The "damage" to me has always been more of the missed opportunity. McCain has been able to travel around, reinforce his brand among voters, rally his party, rally his fundraising, etc. And he's been able to do this largely ignored by the democrats as they continue to battle each other.
The other problem has been some of the Clinton campaign's choice of rhetoric which serves to harden her supporters against Senator Obama. I was uncomfortable with some of President Clinton's choice of rhetoric over the weekend when he was telling people stuff like they don't understand you, they don't believe you matter, etc. And we see the results of this in exit polls with the number of Clinton supporters that say they won't support Obama should he become the nominee. Now I believe that for the majority of these people they will in the end, but it serves to create divisions where there shouldn't be and makes what will already be a hard job uniting the party that much harder.
I wonder how much stock should be put in the mythic spreadsheet at this point given it's data is 3 months old.
I thought the more interesting bit in the Obama campaign memo you cited was this:
Obama's Strong Position in the Race Ahead
Nationally, Obama is running stronger among Independent voters than any winning Presidential candidate since 1988 and is significantly outperforming Sen. Clinton among these voters as well in general election polling.
To understand a potential general election match-up between Obama and McCain, the only analysis and data that should be considered valid are the current head-to-head National polls rather than extrapolating irrelevant assumptions from exit poll data in Democratic primaries.

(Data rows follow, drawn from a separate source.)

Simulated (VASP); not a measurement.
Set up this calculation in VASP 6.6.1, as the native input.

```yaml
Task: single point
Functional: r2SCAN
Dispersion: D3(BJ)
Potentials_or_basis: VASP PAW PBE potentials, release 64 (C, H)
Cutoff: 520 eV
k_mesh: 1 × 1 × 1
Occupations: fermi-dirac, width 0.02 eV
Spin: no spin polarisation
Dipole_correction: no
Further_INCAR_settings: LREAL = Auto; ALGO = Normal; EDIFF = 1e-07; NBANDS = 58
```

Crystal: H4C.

And, on the issue of Democratic unity in the Fall, analysts need only consider that in April of 1992, on a night when Bill Clinton won four primaries and was the presumptive nominee, 6 in 10 Democratic primary voters said they wanted another candidate in the race. Despite this, five months later, Democratic voters were unified behind Clinton and he won his first of two terms in office.
A more interesting question is turnout, and the reason the Clinton campaign is driving so hard to turn this into a game changing contest. They need bodies at the polls, absent that the big margin is fairly yawnworthy.
8.72% of voters in Indiana indicated on exit polls that they would not support the Democratic candidate they voted for in the primary in a general election against John McCain, these voters supported Clinton over Obama in the primary by a 3 to 1 margin.
8.52% of voters in North Carolina indicated on exit polls that they would not support the Democratic candidate they voted for in the primary in a general election against John McCain, these voters supported Clinton over Obama in the primary by nearly 4 to 1.
Was it Rush, or just people deciding to vote in a popular contest, who knows. But in a state where the winner won by about 14000 it's not hard to realize that these mischief voters accounted for the margin of victory.
The popular vote argument just isn't going to be that compelling. If you have to put an asterisk after your vote argument to define how you arrived at that number you've already lost the argument. The fact that the only way she will lead in the popular vote, which in itself isn't even certain, is by the inclusion of contests where one candidate wasn't on the ballot and neither could campaign is just horridly flawed. Disallowing campaigning is death to an insurgent candidate who is under pressure to get in front of voters and sway them to their position. Without an ability to do that they never go anywhere. And an election people were told wouldn't count is no election at all since large numbers of voters won't show up.
Even if she wins the popular vote metric with the including of michigan and florida it isn't going to sway superdelegates. It will be used as cover by superdelegates she already has supporting her to not switch, but it won't bring in new ones. Just look at the superdelegate endorsements she's gotten over the last week, they are almost all either add ons in states she's won or congresspeople whose districts she's won. And that's likely to be the only new superdelegate endorsements she gets going forward absent a colapse in the Obama campaign.
This is true, and it's the reason that Senator Clinton left her name on the ballot after agreeing to not participate in the election. She expected to walk away with the nomination handily on Feb 5th and would have as the nominee asked for the delegations to be sat anyway. It also led to the lovely bit of sound that we all love quoting and her campaign and her supporters like to pretend never existed where she says the election wouldn't count for anything, she was defending violating the agreement by leaving her name on the ballot.
If she had something she'd use it. She would have used it before North Carolina and Indiana. What incentive would there be to keep it hidden at this point? I certainly think she hopes there is something out there that derails him but there is no reason to believe she has any such thing.